The stated purpose of our visit to Porangahau was to allow me to sample the "traditional New Zealand beach holiday." Apparently, many New Zealand families spend a week or two in a small beach town every year. I had been told about how relaxing this was, and was looking forward to experiencing it for myself. In theory, Porangahau was an excellent place to do this- it is a small town far away from the big city and has a big sandy beach. In practice, it had some flaws: no dairy (the New Zealand term for a small corner shop, which was to be our source of the ice creams I'd been told we would eat daily) and no bakery (which was to be the source of our daily meat pie lunch). In their place, there was a tackle shop that also sold the afore mentioned essentials as well as the equally essential bottles of beer. The pies were mass-produced frozen things that were reheated in a microwave and/or pie warmer and the ice cream selection was limited to prepackaged bars and cups. Neither the pies nor the ice-cream were bad, but they didn't quite live up to be pre-trip hype.
The other problem with Porangahau was the weather. It turns out that "Porangahau" roughly translates to "a big wind" (at least according to Hubby's aunt, who lives there). It certainly lived up to its name. This meant that it was usually too cold for me to consider going into the water, and often too cold for me to sit on the beach without long sleeves. To be fair, we were there a little before summer truly hit, and it is definitely a beautiful beach- long, wide, and mostly empty. You could easily find a swath to call your own and avoid any worries about anyone overhearing your conversation (not that this is usually a big worry in New Zealand; see the previous post). We did, however, have to worry about being run over by kids on bikes, both the motorized and pedal powered variety. Apparently, the large stretches of mostly empty sand are too tempting to resist. The bike-riding kids made me nervous, but we never saw anyone get run over. At least we didn't have to contend with the larger version of these toys, i.e., the tractors the locals use to tow their boats into and out of the surf. The fishermen went out long before we made it to the beach, and came back in well after we had packed up for the day. I could see the practicality of using large-wheeled tractors to tow the boats across the sand, but I still found the sight of a row of tractors parked on the beach pretty funny.

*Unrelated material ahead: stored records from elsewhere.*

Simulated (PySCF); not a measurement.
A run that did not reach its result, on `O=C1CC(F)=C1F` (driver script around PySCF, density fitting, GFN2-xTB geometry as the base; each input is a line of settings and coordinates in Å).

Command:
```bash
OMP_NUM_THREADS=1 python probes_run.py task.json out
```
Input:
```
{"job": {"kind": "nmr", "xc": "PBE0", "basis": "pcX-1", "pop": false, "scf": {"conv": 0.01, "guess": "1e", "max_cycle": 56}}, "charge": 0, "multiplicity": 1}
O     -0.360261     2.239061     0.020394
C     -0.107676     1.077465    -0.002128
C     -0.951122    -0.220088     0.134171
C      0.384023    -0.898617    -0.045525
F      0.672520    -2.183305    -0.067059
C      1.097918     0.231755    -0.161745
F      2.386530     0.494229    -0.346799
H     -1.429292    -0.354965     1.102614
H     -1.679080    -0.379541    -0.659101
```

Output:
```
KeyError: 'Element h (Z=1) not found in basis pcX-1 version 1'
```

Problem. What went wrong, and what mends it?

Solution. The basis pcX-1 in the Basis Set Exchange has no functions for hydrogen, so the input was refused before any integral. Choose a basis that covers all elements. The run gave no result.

I spent quite a bit of time one day standing in the shallow water, watching little fish swim around my ankles. There were at least three different varieties, but all suffered from the same tendency to get caught by surprise when a wave receded, causing them to suddenly swim like mad back toward the deeper water, occasionally jumping out of the water in their haste. I found this hugely entertaining to watch. At one point, while chasing after the panicked fish, I realized I had gotten the true New Zealand beach holiday experience despite the sub-standard pies and limited ice cream selection. The most essential part of the New Zealand beach holiday is the long stretch of days with nothing much to do except sit on the beach, walk on the beach, or, in my case, stand in the water and watch little fish get surprised by the way receding waves make the water suddenly get shallower. Our trip to Porangahau had been a success.